Filings out of the Chicago district office were back up in FY 2017 after an uncharacteristic decline to just 7 total filings in 2016. This year, Chicago hit 21 filings, an enormous increase from last year. This is closer to the total number of Chicago filings in FY 2015 and 2014 (26 in each year). The Los Angeles district office also increased its filings, hitting a high of 22, a substantial jump compared to previous years and the most of any district office in FY 2017. On the other end of the spectrum, the Phoenix district office has seen a notable drop, with only 7 filings compared to 17 in FY 2016.

New SEP, Same Focus

Every year we analyze what the EEOC says about its substantive focus as a way to understand what conduct it is targeting. This year, Title VII takes center stage. Although Title VII has consistently been the largest category of filings, last year showed a dip in the percentage of filings alleging Title VII violations, at only 41%. Nonetheless, this year Title VII has regained its previous proportion, accounting for 53% of all filings. This is on par with FY 2015 and 2014, showing once again that FY 2016 seems to have been an outlier.

Although the 2017-2021 SEP outlined the same general enforcement priorities as the previous version of the SEP (covering FY 2012 to 2016), the new SEP added “backlash discrimination” towards individuals of Muslin/Sikh/Arab/Middle Eastern/South Asian communities as an additional focus. One would expect this focus might increase the number of Title VII claims alleging either religious, racial, or national origin discrimination. However, those filings stayed relatively even, and were even a bit down from previous years. Religious, national origin, and race discrimination claims made up 42% of all Title VII claims, compared to 50% in 2016 and 46% in 2015.

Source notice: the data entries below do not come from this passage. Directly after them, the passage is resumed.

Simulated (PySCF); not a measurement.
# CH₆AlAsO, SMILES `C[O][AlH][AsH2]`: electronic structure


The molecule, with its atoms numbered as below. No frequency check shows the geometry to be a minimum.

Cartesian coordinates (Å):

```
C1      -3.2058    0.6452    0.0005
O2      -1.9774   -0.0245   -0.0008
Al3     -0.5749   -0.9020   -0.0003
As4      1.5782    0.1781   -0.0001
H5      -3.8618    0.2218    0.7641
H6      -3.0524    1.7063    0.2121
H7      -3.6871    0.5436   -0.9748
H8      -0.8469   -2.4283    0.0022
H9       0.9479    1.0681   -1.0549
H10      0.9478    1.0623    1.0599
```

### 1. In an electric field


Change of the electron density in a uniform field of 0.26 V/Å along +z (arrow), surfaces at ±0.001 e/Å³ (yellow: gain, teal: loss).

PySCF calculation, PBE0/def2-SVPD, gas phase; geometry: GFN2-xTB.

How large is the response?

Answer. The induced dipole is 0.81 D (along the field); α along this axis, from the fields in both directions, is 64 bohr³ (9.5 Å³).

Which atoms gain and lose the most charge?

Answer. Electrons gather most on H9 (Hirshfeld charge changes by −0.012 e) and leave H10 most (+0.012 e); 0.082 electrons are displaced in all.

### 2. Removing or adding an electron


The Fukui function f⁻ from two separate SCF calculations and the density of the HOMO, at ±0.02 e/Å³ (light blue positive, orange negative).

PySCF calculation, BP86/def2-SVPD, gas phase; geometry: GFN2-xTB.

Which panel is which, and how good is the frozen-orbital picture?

Uncertainty For Equal Pay Claims

With a new administration came a new Acting Chair for the EEOC. President Trump appointed Victoria Lipnic as Acting Chair on January 25, 2017. Employers expected the EEOC’s new leader to steer the EEOC’s agenda in a different direction. Some believed Lipnic was foreshadowing future trends when she made it clear at her first public appearance – hosted by none other than Seyfarth Shaw – that she is “very interested in equal pay issues.” (See here.) And indeed, we have seen a slight uptick in the number of EPA claims filed in FY 2017. In FY 2017, The EEOC filed 11 EPA claims, compared to 6 in 2016, 5 in 2015, and 2 in 2014.

However, on June 28, 2017, President Trump tapped Janet Dhillon as Chair of the EEOC. Dhillon would come to the EEOC with extensive experience in a big law firm and as the lead lawyer at three large corporations, US Airways, J.C. Penney, and Burlington Stores Inc. Although it is too early to know how she could change the direction of the agency if confirmed, it is entirely possible that she could back away from previous goals to pursue equal pay claims more aggressively.

The Trump Administration has also made other moves that may indicate a change in direction with respect to equal pay initiatives. On February 1, 2016, the EEOC proposed changes to the EEO-1 report that would require all employers with more than 100 employees to submit more detailed compensation data to the EEOC, including information regarding total compensation and total hours worked by race, ethnicity, and gender. This was a change from the previous EEO-1 report, which only required employers to report on employee gender and ethnicity in relation to job titles. However, on August 29, 2017, the new EEO-1 reporting requirements were indefinitely suspended. We will have to wait and see whether the slight uptick in EPA claims in FY 2017 was a one-year anomaly.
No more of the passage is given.